Session Overview


Session 1: Polynomial Regression

1.1 Why Nonlinear? The Test Score – Income Relationship

  • Look at the scatterplot of TestScore vs. Income.
  • A straight line under‑predicts at very low and very high incomes, over‑predicts in the middle → curvature.
  • The effect of a $1,000 increase in income is larger for poor districts than for rich districts.

1.2 Quadratic Regression Model

Population model:

\[ \text{TestScore}_i = \beta_1 + \beta_2 \text{Income}_i + \beta_3 \text{Income}_i^2 + \varepsilon_i \]

Here \(\beta_1\) is the intercept, \(\beta_2\) the coefficient on Income, \(\beta_3\) the coefficient on Income², and \(\varepsilon_i\) is the error term.

The Slope Depends on Income

The marginal effect of a change in Income on the expected TestScore is given by the derivative of the regression function with respect to Income:

\[ \frac{\partial E(\text{TestScore} \mid \text{Income})}{\partial \text{Income}} = \beta_2 + 2\beta_3 \text{Income} \]

Explanation:

  • For a linear model (\(\beta_3 = 0\)), the slope is constant (\(\beta_2\)).
  • For a quadratic model, the slope changes linearly with Income.
  • If \(\beta_3\) is negative, the slope decreases as Income increases (diminishing returns).
  • For example, at Income = 10 (thousand dollars), the slope is \(\beta_2 + 20\beta_3\). At Income = 40, the slope is \(\beta_2 + 80\beta_3\). Since \(\beta_3\) is negative, the slope is smaller at higher incomes.

Estimation (OLS in GRETL)

Create Income_sq = Income^2. Then regress TestScore on Income and Income_sq.

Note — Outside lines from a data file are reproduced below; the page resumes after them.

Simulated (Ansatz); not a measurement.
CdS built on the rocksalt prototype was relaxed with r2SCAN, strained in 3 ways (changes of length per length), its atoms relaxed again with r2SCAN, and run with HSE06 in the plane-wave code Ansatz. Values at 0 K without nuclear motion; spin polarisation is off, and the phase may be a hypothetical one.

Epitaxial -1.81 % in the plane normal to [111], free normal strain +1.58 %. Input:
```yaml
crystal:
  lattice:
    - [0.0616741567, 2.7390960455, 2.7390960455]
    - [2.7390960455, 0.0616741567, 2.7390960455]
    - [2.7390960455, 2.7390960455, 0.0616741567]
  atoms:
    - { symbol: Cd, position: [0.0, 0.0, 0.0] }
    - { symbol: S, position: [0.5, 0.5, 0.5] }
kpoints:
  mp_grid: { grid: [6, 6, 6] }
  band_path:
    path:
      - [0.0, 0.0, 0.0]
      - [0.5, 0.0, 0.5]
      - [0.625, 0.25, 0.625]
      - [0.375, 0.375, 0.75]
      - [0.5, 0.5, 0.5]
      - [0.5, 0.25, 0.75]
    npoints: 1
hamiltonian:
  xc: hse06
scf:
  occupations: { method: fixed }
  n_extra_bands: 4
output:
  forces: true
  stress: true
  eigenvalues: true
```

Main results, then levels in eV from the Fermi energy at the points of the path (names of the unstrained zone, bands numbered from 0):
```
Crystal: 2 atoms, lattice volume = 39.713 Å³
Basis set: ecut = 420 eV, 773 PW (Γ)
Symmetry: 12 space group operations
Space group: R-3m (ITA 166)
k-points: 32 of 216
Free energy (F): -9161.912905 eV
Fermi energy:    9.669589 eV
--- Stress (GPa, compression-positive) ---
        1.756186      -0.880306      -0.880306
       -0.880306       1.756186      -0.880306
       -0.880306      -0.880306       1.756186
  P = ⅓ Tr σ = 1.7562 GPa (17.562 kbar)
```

Example output (Stock & Watson, Equation 8.2):

Coefficient Estimate Std. Error t‑ratio p‑value
\(\hat{\beta}_1\) (const) 607.3 3.05 199.4 <0.0001
\(\hat{\beta}_2\) (Income) 3.85 0.30 12.7 <0.0001
\(\hat{\beta}_3\) (Income²) -0.0423 0.0062 -6.76 <0.0001

Testing for nonlinearity

  • \(H_0: \beta_3 = 0\) (linear) vs. \(H_1: \beta_3 \neq 0\) (quadratic).
  • t = -6.76 → reject \(H_0\) → quadratic model is better than linear.

1.3 Cubic Regression

The cubic model adds Income³:

\[ \text{TestScore}_i = \beta_1 + \beta_2 \text{Income}_i + \beta_3 \text{Income}_i^2 + \beta_4 \text{Income}_i^3 + \varepsilon_i \]

Coefficient Estimate Std. Error t‑ratio p‑value
const 600.1 5.8 102.9 <0.0001
Income 5.02 0.86 5.84 <0.0001
Income² -0.096 0.037 -2.56 0.0107
Income³ 0.00069 0.00047 1.45 0.1471
  • The t‑statistic on the cubic term is 1.45. This is statistically insignificant at the 5% level, so we fail to reject the null that the cubic term is zero.

Why include cubic if improvement is small?

  • To be thorough and test whether a more complex shape is needed.
  • To show that sometimes higher‑order terms are significant but not economically meaningful.
  • In practice, we often stop at quadratic unless theory or data strongly support cubic.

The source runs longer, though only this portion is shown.